Wednesday, January 18, 2017

Iraq: education from 3000 B.C. to date

A few weeks ago I showed that Iraq has not published data on education since 2003. The wars, the UN sanctions, and lastly the invasion in 2003 had adversely affected education. Historically, Iraq has been the cradle of civilization and its history is associated with a lot of human capital. In this blog I retell the stories of the Sumerian education system since 3000 B.C. from Kramer (1956) classic work. Unlike Iraq today, their ancestors, the Sumerians,  recorded everything.

In "History Begins At Sumer," Samuel Kramer (1956) talks about the discovery of the first ever written document in the world. It was found in Erech in Southern Iraq. It included more than a thousand small tablets inscribed with economics and administrative memos. The Sumerian invention of the Cuneiform system of writing led to the establishment of he first school in the history of mankind. Some of the tablets were designed for study and practice. That suggest that 3000 B.C. Sumerians thought about teaching and learning. In 1902-1903 a considerable number of school textbooks were dug out in ancient Shuruppak the home city of the Sumerian Noah. These textbooks dated from about 2500 B.C.


The school system in Sumer flourished in the last half of the third millennium. Thousands of tablets were excavated. There were junior and high scribes, royal and temple scrips, some were administrative and others became high government officials.

During the first half of the second millennium, hundreds of practice tablets, which contained exercises prepared by the students as part of the daily schoolwork. Some were scratches of first-graders while others were written by graduates. Tablets written by the teachers were also excavated, which have information about school life, objectives, curriculum and teaching methods.

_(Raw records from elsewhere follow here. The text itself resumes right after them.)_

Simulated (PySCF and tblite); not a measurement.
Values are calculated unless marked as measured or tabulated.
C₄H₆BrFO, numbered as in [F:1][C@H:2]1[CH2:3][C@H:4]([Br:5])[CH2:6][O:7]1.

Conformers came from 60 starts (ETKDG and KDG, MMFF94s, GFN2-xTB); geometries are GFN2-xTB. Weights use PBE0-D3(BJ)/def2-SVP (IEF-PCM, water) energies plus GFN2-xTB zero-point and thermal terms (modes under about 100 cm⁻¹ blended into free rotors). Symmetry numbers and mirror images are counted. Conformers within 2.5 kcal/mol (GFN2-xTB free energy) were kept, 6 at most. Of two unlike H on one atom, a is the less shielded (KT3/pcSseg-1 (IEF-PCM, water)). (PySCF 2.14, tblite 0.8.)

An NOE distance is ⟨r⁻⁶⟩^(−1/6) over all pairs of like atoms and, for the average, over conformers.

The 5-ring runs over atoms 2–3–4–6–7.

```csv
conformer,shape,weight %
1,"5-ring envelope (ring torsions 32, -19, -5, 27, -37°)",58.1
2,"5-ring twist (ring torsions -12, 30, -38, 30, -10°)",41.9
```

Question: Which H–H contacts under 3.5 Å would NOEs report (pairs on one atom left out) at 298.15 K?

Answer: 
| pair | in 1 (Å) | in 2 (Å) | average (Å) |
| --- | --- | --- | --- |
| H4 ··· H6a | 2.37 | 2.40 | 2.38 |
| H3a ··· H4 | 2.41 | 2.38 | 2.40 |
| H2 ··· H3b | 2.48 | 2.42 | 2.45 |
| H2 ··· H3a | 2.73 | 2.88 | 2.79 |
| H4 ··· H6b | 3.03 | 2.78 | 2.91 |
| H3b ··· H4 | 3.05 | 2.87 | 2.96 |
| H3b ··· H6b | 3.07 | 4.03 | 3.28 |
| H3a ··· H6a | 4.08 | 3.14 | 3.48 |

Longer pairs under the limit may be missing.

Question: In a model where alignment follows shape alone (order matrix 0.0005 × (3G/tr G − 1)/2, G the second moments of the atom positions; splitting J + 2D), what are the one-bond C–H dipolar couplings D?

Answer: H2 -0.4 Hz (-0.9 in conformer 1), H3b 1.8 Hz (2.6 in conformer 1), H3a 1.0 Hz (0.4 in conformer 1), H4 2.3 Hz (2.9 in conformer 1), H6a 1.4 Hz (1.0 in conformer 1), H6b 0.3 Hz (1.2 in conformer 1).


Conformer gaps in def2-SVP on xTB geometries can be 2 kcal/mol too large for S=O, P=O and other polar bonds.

The objective of the Sumerian school system was to train scribes whose writing skills were needed to maintain the administrative and economic systems in the land. Some graduates would serve the palace while others would work at the temple. Over time, the schools progressed to become the center of culture in Sumer. Scientists who studies theology, botanical, zoological, geographical, mathematical, grammatical, and linguistic. Schools were also centers for creative writing. Although schools served the temple and the palace primarily, they became more secular over time. The curriculum became more secular.

The tablets also indicate that education was neither compulsory nor universal. Students pay tuition fees, which cover the salaries of the teachers.  In 1946 a German Cuneiformist Nikolaus Schneider proved that only the rich were able to send their kids to school.  He compiled a list of the names of five hundred students and the occupations of their fathers. The information was taken from thousands of tablets. The tablets also reveal that only males were listed as scribes. The head of the school was called the school father. The assistant professor was called the big brother whose duties include preparing the tablets for the students and hear them recite the material from memory. Other faculty were the man in charge of drawing, the an in charge of services, and the man in charge of the whip. Obviously meant the man responsible for disciplining the students. There were caning and punishments. 

There is a large amount of information about the schools curriculum. The actual work of the students are found. The work includes tablets written by beginners and others written by advanced students. The differences were clear. The work of advanced students is indistinguishable from the work of the professors.  The curriculum covers two groups: a semi scientific and scholarly and the literary and creative. The first was developed out of the school's objective, which was to teach the students the writing of the language. They classified the Sumerian language into groups in related word and phrases and had the students to memorize them, and copy them until they could reproduce them. Textbooks are found. They became complete in the third millennium B.C. and they got standardized allover the Sumerian schools. They included names of trees and reeds, animals including birds and insects, cities, towns, and villages, and stones and minerals. The way the material was compiled is consistent with botanical, zoology, geographical, and mineralogical grouping. Tablets of various mathematical problems were also found in large numbers. Other tablets contained linguistic and grammatical problems. Some were inscribed with long lists of complexes and verbal forms.Most interestingly, the Sumerians developed the first ever dictionary. That was a result of the conquest by the Semitic Akkadians in the last quarter of the third millennium. The Akkadians borrowed the Sumerian script and studied and imitated the literary work long after the Sumerian language became extinct as a spoken language.  

Kramer says that hundreds of tablets of literary work were written in the forms of poems from as long as 50 lines to a 1000 lines. The excavated material included myths and epics in the forms of narrative poems about gods and heroes; hymns of gods and kings; and passionate expressions of sorrow and sadness for the destruction of Sumerian cities. They also included wisdom compositions, which included proverbs, fables, and essays. A large number of the tables were the work of students.

In summary, Mesopotamia, which is the modern day Iraq, was indeed the birthplace of education and schooling, among other things. Kramer recorded thirty nine "first" cases in history found in Sumer 5000 years ago. The process of creating and accumulating knowledge has been interrupted repeatedly through out the history of the region and for different reasons. The Mongols destroyed everything in Iraq in 1258, but Iraq rose again. The history of Iraq is long; it is not the end of history yet.